When Nada Koussa represented Lebanon at the 2024 Miss Universe pageant, her outfit, styled by Lebanese fashion designer Joe Challita, was crowned with a tall, conical headdress. It brought back a fashion accessory called the tantour—a head covering worn by women, positioned vertically on the head, with a scarf attached at the top in the shape of a semi-circle, which cascades down the back and extends to the ground.
Centuries ago, the tantour was worn by princesses to distinguish themselves from the rest of the populace. As such, the tantour has long been associated with nobility. Scottish diplomat and traveller David Urquhart offered a vivid description of the tantour in his 1860 book, Lebanon (Mount Syria): History and Memoir:
“As I turned the corner of a house, I caught sight of six young women standing gracefully atop the rocks, their tantours towering high, signifying their noble lineage. The weighty embellishments of their garments brushed against the ground with a soft rustling sound."
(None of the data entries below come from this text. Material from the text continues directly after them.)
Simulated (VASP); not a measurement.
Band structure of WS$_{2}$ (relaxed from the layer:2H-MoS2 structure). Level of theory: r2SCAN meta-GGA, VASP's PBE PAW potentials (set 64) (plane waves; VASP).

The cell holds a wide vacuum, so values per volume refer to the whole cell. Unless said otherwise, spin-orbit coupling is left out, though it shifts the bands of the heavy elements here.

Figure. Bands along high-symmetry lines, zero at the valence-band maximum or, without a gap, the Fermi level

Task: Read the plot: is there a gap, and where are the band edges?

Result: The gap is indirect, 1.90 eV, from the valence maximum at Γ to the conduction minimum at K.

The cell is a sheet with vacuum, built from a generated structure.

“Their flowing white veils billowed like banners, revealing radiant, smiling faces. Their heads gleamed with an abundance of jewels and flowers, while their necks, resembling the idols of Hindu temples, shimmered in golden brilliance. Dressed in reddish-brown robes adorned with twinkling star-like embellishments and edged with metallic lace, they exuded an ethereal elegance.”
In the History of Lebanese Costumes, Majid Bou Tannous describes the tantour as "resembling an ibex horn typically crafted from silver or copper and measuring around 40cm or more in height, often adorned with intricate engravings or sacred inscriptions." For princesses, however, the tantour was always made out of gold and adorned with jewels and elaborate motifs, he writes.
The headdress can be traced back to Lebanon's Ma'n dynasty circa the 15th-17th century, but gained widespread popularity in the 19th century. Tannous explains:
"Princess Khassikiya, the wife of Emir Fakhr al-Din II, who accompanied him on his journey to Tuscany, appears in several portraits wearing the tantour. Noblewomen like her actually wore the tantour continuously, day and night, never removing it, to the extent that they had to push their beds away from the wall as they slept with it on."
'Till death to us part'
Lahad Khater, in the second volume of his book Lebanese Customs and Traditions, recounts how the Orientalist Father De Geran explained that "Women never parted with the tantour, whether in health or illness, not even on their deathbed. The headdress was often sold after a woman’s passing, with the proceeds used to pay for her funeral."
Dr. Abdul Aziz Hamid Saleh noted in his book Arab Costumes Through the Ages that the tantour was especially common among Maronite and Druze women, particularly in Mount Lebanon and the western part of Syria. This is according to travellers who visited Lebanon in the past three centuries, noting their observations.
In Beirut and Lebanon a Century and a Half Ago, French diplomat Henri Guys said, “the tantour remained a part of Christian and Druze women’s attire until the mid-1840s. It later faded out because it became too expensive for everyday people to afford."
1960s revival
For his part, Romeo Lahoud was credited with reviving the cultural tradition of the tantour when he began featuring it in his musical theatre performances. His sister, fashion designer Babo Lahoud Saadeh, meticulously crafted the tantours, carefully selecting the inlaid gemstones and pearls.
The iconic Lebanese songstress Sabah famously wore it at the Baalbeck International Festival in 1963, performing in the musical Al-Shallal. The tantour was featured in several of his other productions, including Mawal, Ataba, and Mejana, at Venice Theatre in the 1960s. Lahoud later brought elements of these performances to the Olympia Theatre in Paris and other musical tours throughout France and Belgium.
In 1978, Lebanese singer Salwa Al-Katrib wore the tantour in the musical, Princess Zumurrud, and in 1987, she donned a crown-like headpiece in the musical, Lebanese Nights, at the Byblos Festival.
For his part, Challita has been a champion of preserving Lebanese cultural heritage. As such, he created a digital platform called Lebanese Fashion History to preserve, document and archive both the tangible and intangible aspects of Lebanese traditional dress.
He was also able to take Lebanese culture to the international stage by crafting the tantour that Miss Lebanon donned at the Miss Universe Pageant. His reinvention of the tantour "took many by surprise", he says. If his intention was to create a new buzz around the beauty of Lebanese culture and fashion's rich history, he certainly succeeded.